Case Name: Marshall, Auditor, et al. v. Watkins
Court: Appellate Court of Indiana
Jurisdiction: Indiana
Decision Date: 1939-02-07
Citations: 106 Ind. App. 235
Docket Number: No. 15,968
Parties: Marshall, Auditor, et al. v. Watkins.
Judges: 
Reporter: Indiana Court of Appeals Reports
Volume: 106
Pages: 235–241

Head Matter:
Marshall, Auditor, et al. v. Watkins.
[No. 15,968.
Filed February 7, 1939.]
Robert A. Hendrickson, and Arthur S. Wilson, for appellants.
S. L. Vandeveer, and Thomas Duncan, for appellee.

Opinion:
Curtis, C. J.
This action was commenced in the trial court by Munford S. Watkins, the appellee, against Sylvester G. Marshall, as auditor of Gibson County, Indiana, and John C. Bingham, as treasurer of Gibson County, Indiana, the appellants, perpetually to enjoin the appellants and each of them from attempting to collect an installment of an assessment for a drainage improvement against the appellee's land which remained due and unpaid as of November 8, 1930, and to have said assessment be adjudged no longer to be a lien upon the appellee's described real estate or any part thereof.
The complaint alleged facts showing the proceedings leading to the creation of a lien for drainage assessment against the appellee's land and the extension of said assessment in ten annual installments, the last installment of which was due on the first Monday in November, 1930, and that there remains unpaid of said assessment the sum of one hundred six and 50/100 dollars ($106.50) with interest thereon at the rate of six per cent (6%) per annum from the first Monday in November, 1929. The complaint further alleges that the appellants are each asserting that they intend to sell said real estate for the collection of said assessment and will sell the same unless restrained by an order of court. That nothing has been paid on said installment during the last five years, as shown by the record creating and evidencing said lien or by any record upon which said assessments are spread or recorded; that no action for the foreclosure of said lien was brought by anyone at any time within fifteen years from the date of the final approval of such assessments, as shown by the record creating and evidencing such lien; that said pretended lien is a cloud upon said real estate and will be until the said lien is removed.
The appellants filed their separate and several demurrers to the appellee's complaint which were overruled, with an exception reserved. The record thereafter is as follows:
"And the defendants having been ruled to plead over and refusing to answer said complaint, this cause is submitted to the court for trial as upon default, and the court, having heard the evidence and being duly advised in the premises, finds for the plaintiff that each one of the material allegations of his complaint is true."
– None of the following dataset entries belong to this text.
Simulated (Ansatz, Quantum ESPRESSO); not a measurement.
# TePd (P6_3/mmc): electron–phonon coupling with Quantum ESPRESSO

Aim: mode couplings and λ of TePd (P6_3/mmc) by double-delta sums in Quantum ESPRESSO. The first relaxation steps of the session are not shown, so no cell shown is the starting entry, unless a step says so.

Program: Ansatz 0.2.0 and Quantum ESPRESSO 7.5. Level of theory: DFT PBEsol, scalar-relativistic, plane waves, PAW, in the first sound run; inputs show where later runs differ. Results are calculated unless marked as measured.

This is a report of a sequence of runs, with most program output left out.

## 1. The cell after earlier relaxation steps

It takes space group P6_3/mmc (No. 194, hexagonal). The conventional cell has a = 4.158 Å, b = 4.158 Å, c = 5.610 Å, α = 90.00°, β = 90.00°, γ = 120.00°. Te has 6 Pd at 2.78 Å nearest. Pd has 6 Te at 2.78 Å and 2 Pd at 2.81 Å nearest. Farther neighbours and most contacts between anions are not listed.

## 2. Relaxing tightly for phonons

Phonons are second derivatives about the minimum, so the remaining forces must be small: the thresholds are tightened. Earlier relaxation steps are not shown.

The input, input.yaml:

The court then made á detailed general finding which we need not set out. Upon that finding the following judgment was entered:
"IT IS, THEREFORE, CONSIDERED, ADJUDGED AND DECREED by the court that the last installment of the assessments above set forth against the real estate hereinbefore described is no longer a lien upon said real estate, or any part thereof, and that the defendant, Sylvester G. Marshall, as Auditor of Gibson County, Indiana, and the defendant, John C. Bingham, as Treasurer of Gibson County, Indiana, be, and the same are, each severally and perpetually enjoined from collecting or attempting to collect the same, or any part thereof.
"It is further considered, adjudged and decreed by the court that the defendant, Sylvester G. Marshall, as Auditor of Gibson County, Indiana, shall release each of the assessments of record against the real estate hereinabove described, and that such release shall be a complete and final discharge of each one of said assessments.
"It is further considered, adjudged and decreed by the court that the plaintiff recover his costs herein laid out and expended."
The only error assigned here is the ruling on the demurrer. The appellee's complaint proceeded upon the theory that the lien of the assessment in controversy was barred by the statute of limitations. The proceedings establishing the drainage improvement and the making of the said assessment, are fully set out in the complaint. For the purpose of testing the demurrer these allegations of the complaint are taken as true. The demurrer admits that said proceedings were regular. It is based upon the ground that the complaint upon its face shows that the lien in controversy is not barred by the statute of limitations. The trial court decided that the said lien was so barred. The controlling question here is as to the correctness of that decision.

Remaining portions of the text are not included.